It’s difficult to roam around my small, New York town and find someone that is not Caucasian. Most people are white, middle class, and hold at least somewhat similar political views. I didn’t realize that I would encounter such a significant shift in demographics when I moved to Baltimore to attend a school known for its diversity.
Though, for the most part, I was able to get along with people of different backgrounds and viewpoints, there were the select few that made it difficult to do so. We seemed to get along fine on the surface, but when it came to certain hot-button political issues or thoughts on personal matters, things could get heated. I made it my mission to not only learn to keep my cool when opinions differed, but to love people as they are, and appreciate them as human beings, rather than labeling or judging. Here’s how.
Try Things you Normally Wouldn’t.
You might need to make yourself a little uncomfortable in order to find a new sense of comfort. Visit a friend’s home, see how they grew up, and try to understand why they may think the way they do. Allow them to
show you an activity they enjoy which you wouldn’t do on your own. For example, my best friend’s extended family went to a shooting range recently and invited me along. Although I dislike guns and don’t condone their use, I went anyway and saw that they could have a good time trying to hit a target (not a living one; that I can’t support). They were extremely respectful, and although I didn’t pick up a gun the entire time, I enjoyed watching my friend’s little sister fire a shotgun…and the cursing that came afterward.
If you’re in an argument, you might be tempted to yell at the other person. You might want to just scream, “You’re wrong!” and storm off. This might make him or her devalue your opinion, (as well as make you seem irrational), and unable to support your viewpoint. This is also very different from saying, “I would rather not discuss this with you at this time,” which of course is a more polite and collected response. Take a breath, remove yourself from the conversation, and return at a time when you can both listen and contribute.

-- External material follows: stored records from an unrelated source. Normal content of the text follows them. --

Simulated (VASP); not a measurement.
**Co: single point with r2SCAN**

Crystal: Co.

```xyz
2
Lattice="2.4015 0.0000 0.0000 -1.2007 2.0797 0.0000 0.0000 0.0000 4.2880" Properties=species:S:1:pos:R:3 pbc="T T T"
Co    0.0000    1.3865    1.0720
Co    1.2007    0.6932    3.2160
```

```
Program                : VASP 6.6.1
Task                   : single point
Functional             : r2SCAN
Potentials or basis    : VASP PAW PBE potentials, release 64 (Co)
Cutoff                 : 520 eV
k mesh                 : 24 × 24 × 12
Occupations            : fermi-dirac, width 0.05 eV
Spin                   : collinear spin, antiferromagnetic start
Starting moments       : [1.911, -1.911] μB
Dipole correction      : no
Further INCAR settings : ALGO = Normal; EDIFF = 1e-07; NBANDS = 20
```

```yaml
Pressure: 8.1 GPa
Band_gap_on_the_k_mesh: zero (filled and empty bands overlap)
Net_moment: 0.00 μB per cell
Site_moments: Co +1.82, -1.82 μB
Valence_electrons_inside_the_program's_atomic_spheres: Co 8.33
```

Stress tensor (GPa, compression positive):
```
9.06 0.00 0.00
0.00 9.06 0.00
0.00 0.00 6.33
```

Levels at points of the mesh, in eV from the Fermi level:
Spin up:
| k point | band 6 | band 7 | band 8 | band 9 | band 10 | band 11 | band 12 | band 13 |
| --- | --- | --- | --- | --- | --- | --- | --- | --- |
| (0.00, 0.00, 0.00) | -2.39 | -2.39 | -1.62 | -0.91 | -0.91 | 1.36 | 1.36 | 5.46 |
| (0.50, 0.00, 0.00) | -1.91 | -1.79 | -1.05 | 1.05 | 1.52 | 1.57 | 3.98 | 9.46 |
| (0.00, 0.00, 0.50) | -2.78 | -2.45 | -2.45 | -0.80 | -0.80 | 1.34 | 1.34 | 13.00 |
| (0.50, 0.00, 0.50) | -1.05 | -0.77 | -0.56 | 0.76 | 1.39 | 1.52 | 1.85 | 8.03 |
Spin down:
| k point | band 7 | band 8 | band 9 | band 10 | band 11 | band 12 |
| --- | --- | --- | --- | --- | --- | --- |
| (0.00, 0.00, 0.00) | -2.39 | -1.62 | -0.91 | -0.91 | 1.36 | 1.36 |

Reflect on Your Own Beliefs.
Maybe you’ve never really thought about why you feel the way you do on certain matters. Did you have an experience that shaped your principles? Did you simply inherit your values from your parents (rather than forming your own independently)? This could help you convey your side to another party. On the other end of the spectrum, it may help you realize that you want to pay closer attention to what your friend is saying—they might just have a point.
It seems cliché to say that we should love everyone we meet, for that’s simply unrealistic. I believe that Millennials, in particular, recognize this notion, and realize that it takes a lot of sifting through acquaintances to find people with whom we really click. This means we’ll have to do quite a bit of socializing to find those people, and we may make some unexpected friends along the way. We even need friends to keep us healthy! We must be accepting (or at least considerate) in order to be socially successful. The best part is, you might find yourself liking more people after opening yourself up. It’s the most effective and mature way to learn about others and from others, and people will surely like you more for it.